Shares of ASML surged 5.1% to $1,852.99 in pre-market trading on June 25, rebounding from a volatile stretch that saw the stock drop nearly 9% since June 22. The bounce came as investors parsed two competing forces: a broader semiconductor rally sparked by strong Micron earnings, and an escalating diplomatic clash between the Netherlands and Washington over proposed controls that could shrink ASML's access to its most politically sensitive market.
• The Netherlands Is Openly Pushing Back Against Washington's Reach. Dutch Trade Minister Sjoerd Sjoerdsma met Tuesday with U.S. Commerce Secretary Howard Lutnick and lawmakers debating the so-called MATCH Act, which would constrain ASML's ability to sell to China.
Sjoerdsma told reporters afterward that "export control simply works best when countries cooperate out of conviction, rather than when policy is imposed across the border."
The bill wouldn't just govern what U.S. companies can sell — it would effectively dictate what a Dutch company, on Dutch soil, can do with its own products. For shareholders, this Dutch resistance could delay or soften the final rules, buying ASML time.
• China Revenue Is Already Falling — The Question Is How Much Further. China accounted for 36% of ASML's net system sales in Q4 2025 but plunged to 19% in Q1 2026.

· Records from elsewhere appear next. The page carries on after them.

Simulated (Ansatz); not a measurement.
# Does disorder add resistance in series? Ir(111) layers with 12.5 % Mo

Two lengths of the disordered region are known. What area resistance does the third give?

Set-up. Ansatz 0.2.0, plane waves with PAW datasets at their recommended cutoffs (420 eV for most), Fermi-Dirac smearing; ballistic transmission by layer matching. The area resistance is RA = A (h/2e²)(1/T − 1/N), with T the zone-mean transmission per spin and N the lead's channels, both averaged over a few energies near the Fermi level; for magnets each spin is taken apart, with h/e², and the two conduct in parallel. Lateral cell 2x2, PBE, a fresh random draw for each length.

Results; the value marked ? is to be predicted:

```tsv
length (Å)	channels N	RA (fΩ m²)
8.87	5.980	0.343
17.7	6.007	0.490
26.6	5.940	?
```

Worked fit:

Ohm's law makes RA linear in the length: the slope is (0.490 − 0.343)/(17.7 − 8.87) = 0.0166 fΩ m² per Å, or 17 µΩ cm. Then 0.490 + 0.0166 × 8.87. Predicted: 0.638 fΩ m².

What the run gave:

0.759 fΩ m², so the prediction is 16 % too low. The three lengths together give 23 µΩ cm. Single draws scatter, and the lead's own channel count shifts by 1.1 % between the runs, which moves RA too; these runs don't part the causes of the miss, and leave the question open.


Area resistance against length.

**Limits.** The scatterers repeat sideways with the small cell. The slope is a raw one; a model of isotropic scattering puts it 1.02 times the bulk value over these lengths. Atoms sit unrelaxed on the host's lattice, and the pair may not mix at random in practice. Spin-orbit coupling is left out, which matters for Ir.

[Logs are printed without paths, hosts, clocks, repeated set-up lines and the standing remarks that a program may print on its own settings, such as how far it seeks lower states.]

Analyst Michael Roeg of Degroof Petercam estimated the MATCH Act could weaken sales by a "single digit" percentage, while JPMorgan's Sandeep Deshpande warned that earnings per share could fall up to 10%.
Critically, ASML's revenue from servicing machines already installed in China — a key growth driver — would also be at risk.
• ASML's Own Guidance Tries to Price In the Uncertainty. CEO Christophe Fouquet said the company now expects 2026 net sales of €36–€40 billion and that "the bandwidth in our 2026 guidance accommodates potential outcomes of ongoing discussions around export controls." That language is deliberate: management is telling Wall Street the worst-case scenario is already inside the range. Yet at a P/E ratio of 58, there is little margin for error.
• The Bigger Risk Is the Precedent, Not This Bill. The MATCH Act contains a 150-day window for the Netherlands and Japan to tighten their own controls before Washington acts unilaterally.
Each successive round of restrictions lowers the ceiling; investors who assumed China revenue would stabilize at 20% may need to revise downward — and potentially again after that. ASML remains the sole supplier of the world's most advanced chipmaking machines, but its stock price depends on proving that political risk has a floor.